By: Nikki Nies
Last night, my roommate and I went to Sushi Star in North Dallas as our last meal together before we part ways. While we’ve lived together for the past year, this was our first meal out together. We’ve done tons of cooking in the home together or take out, but when I thought about it, it was crazy to think this was our first time breaking bread together. It made me realize how much one can learn about another just by dining out.
What do I mean exactly? I warned my roommate that I tend to ask questions when dining out, it’s rarely a quick exchange of ordering. Thankfully, she was fine with that. Over the years, I’ve learned to ask questions, not only for clarification of what menu descriptions are, but to discern what to order if it’s between two menu items.
For example, we were debating on either getting the salmon or crabmeat sushi tower. After learning about the nutritional difference between imitation and real crabmeat, I make every effort to eat only real crab meat. Since the menu didn’t detail which type of crabmeat was used, I asked! I’m glad I did, as the restaurant uses imitation crabmeat. After a few more exchanges, we didn’t end up getting either tower as I was drawn to the tower due to aesthetic look of it. I’m glad I asked more questions (e.g. how much food is it) as I would’ve been underwhelmed with the tower dish. I hope servers can see my genuine interest in understanding what’s been served and recognize I understand there’s only so much space on menus for descriptions.
Of course, there’s always a polite way to ask menu questions. I try to only ask the ‘necessary’ questions and take the suggestions, such as ‘What do you recommend?’ as they should know the menu quite well. When dining out, I try to order foods I wouldn’t necessarily make at home. I don’t mind spending a few more pennies for the ‘seafood’ version of a meal, as I’m grateful someone else is taking the extra steps to cook the lobster or steam the mussels.
Hopefully, you can relate to my inquiries. I’m sure you’ve seen some menus state subsitutions aren’t allowed. Politely, if it’s not too busy of dining time or you can sense they’d be open to substitutions (e.g. a local, fresh restaurant). Most servers want to accomodate requests, especially dietary restrictions, but don’t want to be bombarded with elaborate changes. Many restauranteurs are happy to make accomodations if the dishes are made to order and again if you ask politely. While I believer it’s a minor request, I always ask with a smile if they can hold the mayo or sour cream. I urge you to ask for substitutions whether it’s listed or not. Many patrons are fine with [sweet potato] french fries as the generic accompaniments, but I never opt for that. I know I have to make a more concerted effort to obtain my allotted fruits and veggies for the day, so I’m willing to pay the extra couple dollars to do so.

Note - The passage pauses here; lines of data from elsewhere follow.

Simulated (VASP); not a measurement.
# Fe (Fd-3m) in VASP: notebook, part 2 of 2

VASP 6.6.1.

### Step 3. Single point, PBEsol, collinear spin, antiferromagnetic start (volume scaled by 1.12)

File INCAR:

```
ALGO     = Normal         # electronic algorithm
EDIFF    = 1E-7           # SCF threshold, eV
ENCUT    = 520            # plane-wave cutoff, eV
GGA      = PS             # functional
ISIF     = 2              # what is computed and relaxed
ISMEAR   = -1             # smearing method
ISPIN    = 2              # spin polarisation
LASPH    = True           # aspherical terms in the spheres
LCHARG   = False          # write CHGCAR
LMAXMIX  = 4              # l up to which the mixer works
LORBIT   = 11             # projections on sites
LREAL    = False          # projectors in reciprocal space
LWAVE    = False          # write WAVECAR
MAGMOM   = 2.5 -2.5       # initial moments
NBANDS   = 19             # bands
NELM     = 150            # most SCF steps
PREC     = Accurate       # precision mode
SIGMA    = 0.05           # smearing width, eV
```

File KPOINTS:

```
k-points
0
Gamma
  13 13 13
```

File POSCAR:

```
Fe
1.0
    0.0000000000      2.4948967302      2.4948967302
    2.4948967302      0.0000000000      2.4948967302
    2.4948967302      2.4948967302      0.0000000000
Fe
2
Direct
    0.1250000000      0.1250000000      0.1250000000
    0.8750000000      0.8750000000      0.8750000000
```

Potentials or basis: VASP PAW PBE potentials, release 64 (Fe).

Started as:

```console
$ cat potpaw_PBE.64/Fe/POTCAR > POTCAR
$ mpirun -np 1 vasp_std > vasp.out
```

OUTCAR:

I hope from the above suggestions, you can tell I enjoy the whole dining experience and appreciate any and all suggestions servers make. I want to use all my senses and take advantage of their knowledge of the dishes. Most recently, I’ve started writing restaurant reviews on yelp.com, which has elevated my dining experience. I want to be able to articulate better how a meal was, better than stating ‘It was good.’ While critics may say some of the reviews on yelp aren’t written by real people, I’ve used yelp religiously to pick out great restaurants and I want to do my part to help direct people to great restaurants, food and service.
Are you an avid yelp user? Do you write or read reviews regularly? How has asking your server questions shaped your dining experience?